Reputation: 14446
I'm using Debian:latest as the base image for my Docker containers.
Problem is that on every build I have to update the OS packages, which takes forever. Here is what I do:
FROM debian:latest
RUN apt-get update && apt-get install -y --force-yes --no-install-recommends nginx
...
apt-get update && apt-get install
lasts forever. What do I do about this?
Upvotes: 0
Views: 608
Reputation: 5714
Don't delete image on each build. Just modify your Dockerfile and build again. Docker is "smart" and it will keep unmodified layers building only from lines you changed. That intermediate images used for this purpose (docker is creating them automatically) can be easily removed with this command:
docker rmi $(docker images -q -f dangling=true)
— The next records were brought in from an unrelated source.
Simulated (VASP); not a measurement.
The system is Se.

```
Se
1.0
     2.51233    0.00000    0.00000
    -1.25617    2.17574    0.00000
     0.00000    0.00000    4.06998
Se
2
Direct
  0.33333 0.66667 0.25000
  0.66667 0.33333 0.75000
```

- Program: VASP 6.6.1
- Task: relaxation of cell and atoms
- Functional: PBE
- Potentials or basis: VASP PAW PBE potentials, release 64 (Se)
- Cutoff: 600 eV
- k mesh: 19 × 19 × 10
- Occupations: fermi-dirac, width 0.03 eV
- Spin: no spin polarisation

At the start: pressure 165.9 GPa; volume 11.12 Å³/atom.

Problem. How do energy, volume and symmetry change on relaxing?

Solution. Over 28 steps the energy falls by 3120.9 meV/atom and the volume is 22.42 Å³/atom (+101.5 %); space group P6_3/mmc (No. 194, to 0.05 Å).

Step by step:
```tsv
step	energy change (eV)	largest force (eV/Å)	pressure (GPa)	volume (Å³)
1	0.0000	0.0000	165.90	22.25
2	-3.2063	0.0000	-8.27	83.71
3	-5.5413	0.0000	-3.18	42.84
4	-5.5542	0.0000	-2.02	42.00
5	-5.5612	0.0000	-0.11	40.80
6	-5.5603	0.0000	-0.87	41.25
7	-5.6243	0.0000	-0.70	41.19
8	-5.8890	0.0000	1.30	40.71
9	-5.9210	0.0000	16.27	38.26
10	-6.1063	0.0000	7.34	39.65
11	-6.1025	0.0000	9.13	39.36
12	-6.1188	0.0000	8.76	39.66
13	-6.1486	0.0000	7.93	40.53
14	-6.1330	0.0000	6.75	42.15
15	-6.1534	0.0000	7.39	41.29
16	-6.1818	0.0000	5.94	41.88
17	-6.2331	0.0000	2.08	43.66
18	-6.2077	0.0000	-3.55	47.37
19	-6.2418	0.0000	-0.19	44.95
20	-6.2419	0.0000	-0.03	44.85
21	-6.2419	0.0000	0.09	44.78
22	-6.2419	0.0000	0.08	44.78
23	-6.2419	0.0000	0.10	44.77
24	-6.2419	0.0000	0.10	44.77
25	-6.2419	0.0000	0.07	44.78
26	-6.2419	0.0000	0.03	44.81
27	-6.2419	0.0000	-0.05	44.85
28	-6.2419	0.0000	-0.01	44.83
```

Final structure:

You'll save a lot of time with this.Remember, don't delete image. Just modify the Dockerfile and build again. And after finishing with everything working lauch this command and that's all you need.
Another "good to launch for cleaning command" can be:
docker volume prune -f
But this last command is for other kind of cleaning not related to images... is more focused on containers.
Upvotes: 1
Reputation: 263866
Docker images are minimal, only including the absolute necessities to run that base image. For the Debian base images, that means there is no package repo cache. So when you run an apt-get update
it is downloading a the package repo cache for the first time from all the repos. If they included the package repo cache, it would be many megs of package state that would be quickly out of date, resulting in larger base images with little reduction on doing an update later.
The actual debian:latest image is relatively well maintained with commits from last month. You can view the various tags for it here: https://hub.docker.com/_/debian/
To reduce your image build time, I'd recommend not deleting your image every time. Instead, do your new build and tag, and once the new image is built, you can run a docker image prune --force
to remove the untagged images from prior builds. This allows docker to reuse the cache from prior image builds.
Alternatively, you can create your own base image that you update less frequently and that has all of your application prerequisites. Build it like any other image, and then change the FROM debian:latest
to FROM your_base_image
.
One last tip, avoid using latest
in your image builds, do something like FROM debian:9
instead so that a major version update in debian doesn't break your build.